The principal question in this case has been before the Court in the case of Denny vs. Warren. In that case, as in this, it is decided that if an officer enters a store where there are goods belonging to the debtor, having a writ requiring him to make the attachment, and declaring his intention to attach them, and then, for the purposes of convenience to the debtor, or for the furtherance of his object, locks the store and keeps the key in his possession, he has a right to claim and hold the goods against any other officer who may have subsequently entered the store for the purpose of making a second attachment, he, or the creditor, knowing of the prior attachment. It will always be a question of fact, whether the officer, who made the first attachment, had abandoned it, or had conducted so negligently as to forfeit his rights under it. The jury were properly instructed by the judge in the case before us, and the evidence fully warranted their verdict.

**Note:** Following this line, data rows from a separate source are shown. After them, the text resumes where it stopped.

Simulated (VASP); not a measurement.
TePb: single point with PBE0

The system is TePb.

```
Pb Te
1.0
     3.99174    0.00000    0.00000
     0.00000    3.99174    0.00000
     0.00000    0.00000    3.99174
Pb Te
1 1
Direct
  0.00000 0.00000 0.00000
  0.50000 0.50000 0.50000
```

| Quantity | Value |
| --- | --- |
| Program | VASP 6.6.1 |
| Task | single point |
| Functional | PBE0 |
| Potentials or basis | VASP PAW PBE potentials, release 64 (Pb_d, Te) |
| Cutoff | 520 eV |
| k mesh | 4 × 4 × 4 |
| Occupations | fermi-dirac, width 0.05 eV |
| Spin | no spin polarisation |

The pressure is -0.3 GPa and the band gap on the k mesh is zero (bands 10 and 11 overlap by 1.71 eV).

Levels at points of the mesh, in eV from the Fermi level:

The objection, that one deputy sheriff cannot maintain an action against another deputy of the same sheriff, cannot prevail. Although servants of the same master, they act independently of each other; and the one who first makes an attachment acquires a special property, which entitles him to an action against any person who interferes with his possession.
Upon the point of damages, we think the rule which the jury were permitted to observe, in order that the question might be settled, was not correct. The plaintiff in replevin gets possession of the goods, and has given bonds to restore them in case judgment should be against him. He is eventually answerable only for their value. He may sell them, if the price suits him, or he may keep them, to return in specie. They are delivered to him [ * 470 ] upon the * writ, on his assertion that they are his property ; and he has it in his power to deal with them as such. Were it in his power to keep them on hand, through a long process in court, at the risk of the defendant in replevin as to their fall in value, much mischief would ensue.
Any deterioration of the goods, while in possession of the defendant after the unlawful taking, is a proper subject of damages. But after they are restored, if they should be injured, decayed, or otherwise impaired in value, it must be at the plaintiff’s risk, if he prevails in the suit, however long the process may continue ; because he may always convert them into money, under such circumstances as will furnish proper evidence of their value, when he comes to be answerable upon his bond, or he may keep them in possession at his election.
As to that part of the verdict which relates' to the articles without *389the store, which were taken by the defendant, and afterwards mixed with the other goods, we think it must be set aside. If the defendant acquired a special property in them, he lost it by mixing them with those previously attached by the plaintiff; so that these, also, were returned as attached by him.
The verdict must be altered so as to stand for five dollars, instead of four hundred; the residue of the verdict to be set aside, and judgment entered for the plaintiff, upon the verdict thus corrected.